Skip to content

ColumnTransformer does not work with Dask dataframes #993

@nprihodko

Description

@nprihodko

Describe the issue:

dask_ml.compose.ColumnTransformer does not work with objects of types dask_expr._collection.DataFrame or dask.dataframe.core.DataFrame.

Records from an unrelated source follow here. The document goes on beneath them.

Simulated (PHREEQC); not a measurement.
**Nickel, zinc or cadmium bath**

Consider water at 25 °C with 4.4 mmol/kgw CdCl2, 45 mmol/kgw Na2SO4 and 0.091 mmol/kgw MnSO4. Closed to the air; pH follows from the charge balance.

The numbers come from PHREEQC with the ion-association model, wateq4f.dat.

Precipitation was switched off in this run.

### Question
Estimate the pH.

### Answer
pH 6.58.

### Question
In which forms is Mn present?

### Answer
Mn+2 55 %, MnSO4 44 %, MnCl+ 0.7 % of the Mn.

Minimal Complete Verifiable Example:

import numpy as np
import pandas as pd
from dask_ml.compose import ColumnTransformer
from dask_ml.preprocessing import StandardScaler

import dask.dataframe as dd
from dask.distributed import Client

client = Client()

# Create a sample dataframe
df = pd.DataFrame({"A": np.random.rand(1000)})
ddf = dd.from_pandas(df, npartitions=2)

ColumnTransformer, specifying the columns using strings:

scaler = ColumnTransformer(
    transformers=[("StandardScaler", StandardScaler(), ["A"])],
    remainder="passthrough",
)
scaler.fit_transform(ddf)  # or scaler.fit_transform(ddf.to_legacy_dataframe())

Out:

ValueError: Specifying the columns using strings is only supported for dataframes.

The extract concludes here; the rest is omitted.